New study suggests victims and accused equally prone to distort details in sexual assault cases

Researchers from UCD and UCC sought to challenge long-held assumptions about memory-led evidence in legal cases.

A NEW STUDY suggests that defendants and complainants in criminal sexual assault trails are equally likely to distort details and absorb false or misleading claims from other people about the incident.

Researchers from University College Dublin (UCD) and University College Cork (UCC) sought to challenge long-held assumptions about memory-led evidence in legal cases.

Associate Professors Ciara Greene, of UCD’s School of Psychology, and Gillian Murphy, of UCC’s School of Applied Psychology, said many legal cases around sexual assault incidents often rely on the recollections of the people involved as evidence.

This, they said, can often lead to victims being treated as unreliable narrators, while there is less of a focus on the account of the accused.

More than 1,300 people participated in a study, which presented them with a fictional first-person simulation of a date that ended in sex. The study included male and female victims and perpetrators, but memory distortion effects were not affected by gender.

Regardless of what version of the video they had seen, participants were then presented with the same misinformation about the case shortly after. They were then split into two groups and were shown false recollections of the events from the video, respectively.

In one example, a barman said the accused was plying the victim with drinks, but the video showed nothing of the sort. Researchers noted that, in all test groups, the participants were likely to absorb false statements and later believe them to be true.

The completed study, published in Nature’s Scientific Reports this week, also found that participants playing the roles of defendants and complainants in the case were equally likely to misremember the details of events leading up to the sexual encounter.
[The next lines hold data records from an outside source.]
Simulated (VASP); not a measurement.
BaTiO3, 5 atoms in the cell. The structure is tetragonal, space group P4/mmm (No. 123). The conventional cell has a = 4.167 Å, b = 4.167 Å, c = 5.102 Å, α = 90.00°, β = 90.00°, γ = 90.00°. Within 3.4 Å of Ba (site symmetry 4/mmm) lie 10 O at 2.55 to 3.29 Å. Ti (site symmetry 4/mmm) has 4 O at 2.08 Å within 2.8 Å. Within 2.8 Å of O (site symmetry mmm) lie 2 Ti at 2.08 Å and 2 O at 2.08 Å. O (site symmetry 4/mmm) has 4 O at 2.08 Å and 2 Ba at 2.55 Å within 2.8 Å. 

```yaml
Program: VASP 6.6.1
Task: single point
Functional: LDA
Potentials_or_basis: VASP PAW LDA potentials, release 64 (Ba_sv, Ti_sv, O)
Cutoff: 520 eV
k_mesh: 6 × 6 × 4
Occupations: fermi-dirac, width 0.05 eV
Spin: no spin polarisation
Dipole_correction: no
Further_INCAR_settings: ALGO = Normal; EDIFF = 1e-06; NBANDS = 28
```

Green and Murphy’s study – named ‘He Said, She Said’ – found that both parties are often are influenced by the false recollections of witnesses involved in the case.

Greene said: “We hope that this study will encourage people to re-examine their assumptions regarding the role of memory in sexual assault cases.”

Murphy said that their work stresses that “our memories mostly serve us very well and provide a good account of our experiences, but they can sometimes be prone to error, no matter what side of the courtroom you’re on”.